I am sending you journal notes and thoughts about land and landscape, and bits of text that I wrote about you, because I want you to know it all and feel you close to me.

Because we will have a gathering at El Nido where we will talk about landscape, I have been thinking a lot about land and landscape — the inner landscape: dreams and thoughts, and the outer landscape: mountains, the desert, the forest — the spaces around us as landscape: streets, highways, buildings, houses, spaces inside buildings and houses, and spaces within spaces — and the conceptual landscape: the landscape of relationships. I could go on and on.

For a while I thought about nature, about what nature is and what a natural landscape is, and what it looks like without human interference. Then I thought about our interference, what we do to the earth, and I wondered whether all of that is simply part of nature.

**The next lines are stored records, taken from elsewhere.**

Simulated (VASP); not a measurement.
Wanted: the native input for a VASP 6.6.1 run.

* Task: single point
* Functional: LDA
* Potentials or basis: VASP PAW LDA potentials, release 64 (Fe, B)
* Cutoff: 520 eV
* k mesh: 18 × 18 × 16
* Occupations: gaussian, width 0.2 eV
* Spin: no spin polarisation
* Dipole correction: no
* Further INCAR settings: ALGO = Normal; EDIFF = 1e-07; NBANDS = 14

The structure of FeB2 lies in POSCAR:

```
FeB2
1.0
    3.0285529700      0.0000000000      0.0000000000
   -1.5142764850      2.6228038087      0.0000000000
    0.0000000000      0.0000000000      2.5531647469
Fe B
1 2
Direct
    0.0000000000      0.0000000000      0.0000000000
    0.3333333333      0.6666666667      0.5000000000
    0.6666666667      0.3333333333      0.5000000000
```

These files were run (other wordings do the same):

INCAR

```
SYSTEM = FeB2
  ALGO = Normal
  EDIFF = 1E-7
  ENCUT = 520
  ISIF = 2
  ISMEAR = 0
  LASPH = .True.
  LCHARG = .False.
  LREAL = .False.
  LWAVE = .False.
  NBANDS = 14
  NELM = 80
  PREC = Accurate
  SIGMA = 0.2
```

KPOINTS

I came to the conclusion that we are no different from, for example, the Ice Age — a possible catastrophe. But then I thought we might invent something to prevent that. That we can think ourselves and nature into another direction. When I thought that, I thought: we can imagine anything and believe anything, and we have imagined and believed so many things that have shaped our reality. Our entire reality may be a slowly formed agreement. We have a certain understanding of how we are and what we are, but that can change, because in fact we have invented everything ourselves. And perhaps one day it will be completely different — something we cannot even imagine yet.

And then I think... maybe it is all a dream, a thought.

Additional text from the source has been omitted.